The Chinese alphabet is very much a dictionary. All the major tokenizers are far larger.

dpark 11 days ago | parent | next [-]

That doesn’t make any sense. A alphabet is a list of valid characters. A dictionary is not just a list. Even in a language like Chinese where individual characters carry meaning, a dictionary tells you what that meaning is. It’s not just a list of characters.

Or to echo article, the dictionary is made out of weights.

simonh 11 days ago | parent | prev | next [-]

A list of words isn’t a dictionary. What a dictionary adds over a list of words is all the relationships between the words needed to interpret them and use them, and all of that is in the weights.

JdeBP 11 days ago | parent [-]

We should tell the Unix people that they've been giving /usr/share/dict the wrong name for over three decades. (-:

yencabulator 11 days ago | parent [-]

I mean, they did, and we have, and we've also stopped doing that.

https://en.wikipedia.org/wiki/Words_(Unix)

JdeBP 11 days ago | parent [-]

We should start telling them again, then. (-:

In the current versions of FreeBSD, NetBSD, DragonFlyBSD, Illumos, and Debian, it is still /usr/share/dict .

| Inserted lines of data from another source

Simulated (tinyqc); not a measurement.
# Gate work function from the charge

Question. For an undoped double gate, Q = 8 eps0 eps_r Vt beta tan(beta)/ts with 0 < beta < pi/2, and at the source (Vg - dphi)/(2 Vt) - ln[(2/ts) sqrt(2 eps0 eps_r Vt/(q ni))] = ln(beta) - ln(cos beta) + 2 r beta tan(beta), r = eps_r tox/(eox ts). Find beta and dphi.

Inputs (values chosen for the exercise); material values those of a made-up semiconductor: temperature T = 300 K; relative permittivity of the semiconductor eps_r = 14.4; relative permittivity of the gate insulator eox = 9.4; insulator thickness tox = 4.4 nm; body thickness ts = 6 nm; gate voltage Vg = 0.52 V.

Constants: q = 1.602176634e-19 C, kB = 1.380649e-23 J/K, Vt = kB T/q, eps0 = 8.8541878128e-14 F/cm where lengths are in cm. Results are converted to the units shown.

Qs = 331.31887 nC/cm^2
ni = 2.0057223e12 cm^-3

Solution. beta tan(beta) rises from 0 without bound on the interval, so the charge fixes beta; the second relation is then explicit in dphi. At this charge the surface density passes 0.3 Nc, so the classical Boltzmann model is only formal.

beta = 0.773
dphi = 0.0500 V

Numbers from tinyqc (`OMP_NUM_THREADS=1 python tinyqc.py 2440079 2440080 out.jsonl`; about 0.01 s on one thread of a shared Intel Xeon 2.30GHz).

* https://cgit.freebsd.org/src/tree/share/dict/

* https://cvsweb.netbsd.org/bsdweb.cgi/src/share/dict/

* https://gitweb.dragonflybsd.org/?p=dragonfly.git;a=tree;f=sh...

* https://cvsweb.openbsd.org/src/share/dict

* https://refspecs.linuxfoundation.org/FHS_3.0/fhs/ch04s11.htm...

* https://packages.debian.org/sid/all/wbritish/filelist

Amusingly for https://en.wikipedia.org/wiki/Special:Diff/325776830 , the last place to use /usr/dict (Debian, which changed it in 1998; Berkeley having changed it in Net/2 in 1991) stopped doing so years before Wikipedia was invented.

simonh 8 days ago | parent [-]

Sure, but the fact that people are doing something isn't evidence that it isn't a mistake. Also they may be stuck due to concerns about backwards compatibility. There may be games and utilities they are shipping, that come from upstreams, that rely on these files.

canjobear 11 days ago | parent | prev | next [-]

A mapping of Chinese characters to integers (like a tokenizer) would not be a dictionary. You’d also need definitions. At best it’s an index to a hypothetical dictionary.

maxbond 11 days ago | parent | prev [-]

It's beside the point and so I only note it out of interest, but the Chinese writing system doesn't use an alphabet (or a syllabary like Japanese kana), it's logography.